Caxton Card
UK prepaid travel card with competitive rates and no surprise fees on spending abroad.
Visit CaxtonATM detail: 1.5% fee on ATM withdrawals abroad. Better for card spending than cash.
Our verdict
Caxton is a decent UK prepaid travel card for spending, but the 1.5% ATM fee makes it less competitive for cash withdrawals. For a better all-round option, Wise or Starling are stronger choices.
Full review
Caxton is a UK-based prepaid travel card that has been operating since 2002, making it one of the longest-established travel prepaid card services in the UK market. The card is issued on the Mastercard network and allows users to preload multiple currencies at rates set by Caxton at the time of loading — locking in the exchange rate rather than using the live rate at point of sale.

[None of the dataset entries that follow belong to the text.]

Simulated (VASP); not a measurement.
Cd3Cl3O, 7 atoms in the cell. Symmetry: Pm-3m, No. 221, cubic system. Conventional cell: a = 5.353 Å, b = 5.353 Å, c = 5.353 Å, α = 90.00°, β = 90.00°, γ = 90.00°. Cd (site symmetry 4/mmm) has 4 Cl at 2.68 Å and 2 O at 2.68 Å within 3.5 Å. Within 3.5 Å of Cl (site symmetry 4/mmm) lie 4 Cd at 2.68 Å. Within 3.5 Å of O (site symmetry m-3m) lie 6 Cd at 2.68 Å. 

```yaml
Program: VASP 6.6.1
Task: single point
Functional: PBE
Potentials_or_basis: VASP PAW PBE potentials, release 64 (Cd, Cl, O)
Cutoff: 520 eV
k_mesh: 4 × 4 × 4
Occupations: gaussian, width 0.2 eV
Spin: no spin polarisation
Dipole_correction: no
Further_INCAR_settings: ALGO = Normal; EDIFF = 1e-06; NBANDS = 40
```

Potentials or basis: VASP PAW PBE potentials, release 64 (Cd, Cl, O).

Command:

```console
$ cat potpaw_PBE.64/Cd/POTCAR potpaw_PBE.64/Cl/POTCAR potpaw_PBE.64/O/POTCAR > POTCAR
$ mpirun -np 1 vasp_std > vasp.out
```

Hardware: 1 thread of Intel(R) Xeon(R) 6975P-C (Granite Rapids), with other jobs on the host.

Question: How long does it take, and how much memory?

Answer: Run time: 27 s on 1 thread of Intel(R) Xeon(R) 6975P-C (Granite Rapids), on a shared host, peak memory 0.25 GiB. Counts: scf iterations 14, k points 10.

The rate-locking model is the key distinction from apps like Wise or Revolut that use real-time conversion. When you load EUR, USD, or AUD onto your Caxton card in advance, you are buying that currency at Caxton's current rate (which includes a margin above the market rate), and then spending from that pre-converted balance. This means your spending cost is determined when you load, not when you spend — which can be advantageous if you load at a favourable moment but disadvantageous if rates move in your favour after loading.
For travellers who prefer certainty over optimisation — knowing exactly how much you spent before the trip ends rather than reconciling exchange rate movements afterward — the prepaid currency model provides predictability. It is particularly appealing for budget-conscious travellers who want to set a spending limit in a known home-currency amount.
Caxton supports 26 currencies including major travel currencies (EUR, USD, GBP, AUD, THB, INR, IDR, JPY). Loading is via debit card, bank transfer, or faster payments. ATM withdrawals are available with a small fee per withdrawal. The Caxton card can be topped up mid-trip from the app if you run low.
Customer service quality is frequently cited positively — Caxton maintains a UK-based support team accessible by phone, which is unusual among digital travel cards. For travellers who prefer speaking to a person when issues arise, this is a genuine advantage.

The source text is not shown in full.